Now, let’s visualize which events had the biggest economic consequences.
## Events with the largest total economic costs
econData <- stormData %>%
group_by(EVTYPE) %>%
summarise(ECONIMPACT = sum(ECONIMPACT)) %>%
arrange(desc(ECONIMPACT)) %>%
top_n(10) %>%
ggplot(aes(x = reorder(EVTYPE, ECONIMPACT), y = ECONIMPACT, color = EVTYPE)) +
geom_bar(stat="identity") +
theme_bw() +
theme(legend.position="none") +
ggtitle("Economic Costs (Property + Crop Damage) by Event Type") +
labs(x = "Event Type", y = "Total Economic Costs") +
coord_flip() +
scale_y_continuous(labels=scales::dollar_format())

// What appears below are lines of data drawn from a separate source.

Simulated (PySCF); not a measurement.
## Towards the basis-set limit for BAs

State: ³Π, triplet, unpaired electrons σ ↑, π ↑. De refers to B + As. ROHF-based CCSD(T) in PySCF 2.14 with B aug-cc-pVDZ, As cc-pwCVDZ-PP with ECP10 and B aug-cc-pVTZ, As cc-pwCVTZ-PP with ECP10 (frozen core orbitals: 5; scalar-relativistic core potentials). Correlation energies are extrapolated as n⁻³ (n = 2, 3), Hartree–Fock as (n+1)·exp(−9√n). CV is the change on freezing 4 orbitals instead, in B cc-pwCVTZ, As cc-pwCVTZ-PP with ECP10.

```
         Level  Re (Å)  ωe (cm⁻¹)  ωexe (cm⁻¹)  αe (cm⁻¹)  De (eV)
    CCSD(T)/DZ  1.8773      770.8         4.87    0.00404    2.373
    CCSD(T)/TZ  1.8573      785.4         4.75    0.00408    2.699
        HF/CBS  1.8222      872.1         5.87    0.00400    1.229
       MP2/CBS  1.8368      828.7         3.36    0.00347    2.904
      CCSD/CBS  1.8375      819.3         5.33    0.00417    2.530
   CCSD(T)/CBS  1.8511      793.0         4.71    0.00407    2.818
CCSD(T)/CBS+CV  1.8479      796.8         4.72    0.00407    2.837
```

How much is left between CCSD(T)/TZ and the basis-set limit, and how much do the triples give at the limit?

## Events with the largest total property damage
propertyDamage <- stormData %>%
group_by(EVTYPE) %>%
summarise(PROPERTYDMGS = sum(PROPERTYDMGS)) %>%
arrange(desc(PROPERTYDMGS)) %>%
top_n(10) %>%
ggplot(aes(x = reorder(EVTYPE, PROPERTYDMGS), y = PROPERTYDMGS, color = EVTYPE)) +
geom_bar(stat="identity") +
theme_bw() +
theme(legend.position="none") +
ggtitle("Property Damage by Event Type") +
labs(x = "Event Type", y = "Total Property Damage") +
coord_flip() +
scale_y_continuous(labels=scales::dollar_format())
cropDamage <- stormData %>%
group_by(EVTYPE) %>%
summarise(CROPDMGS = sum(CROPDMGS)) %>%
arrange(desc(CROPDMGS)) %>%
top_n(10) %>%
ggplot(aes(x = reorder(EVTYPE, CROPDMGS), y = CROPDMGS, color = EVTYPE)) +
geom_bar(stat="identity") +
theme_bw() +
theme(legend.position="none") +
ggtitle("Crop Damage by Event Type") +
labs(x = "Event Type", y = "Total Crop Damage") +
coord_flip() +
scale_y_continuous(labels=scales::dollar_format())
## Plot
gridExtra::grid.arrange(econData, propertyDamage, cropDamage, heights = unit(c(2.5,2.5,2.5), c("in", "in", "in")), nrow = 3)
We observe that floods cause the most property damage, while droughts cause the most crop damage. This makes intuitive sense - floods are somewhat common in homes, and crops often die in a drought.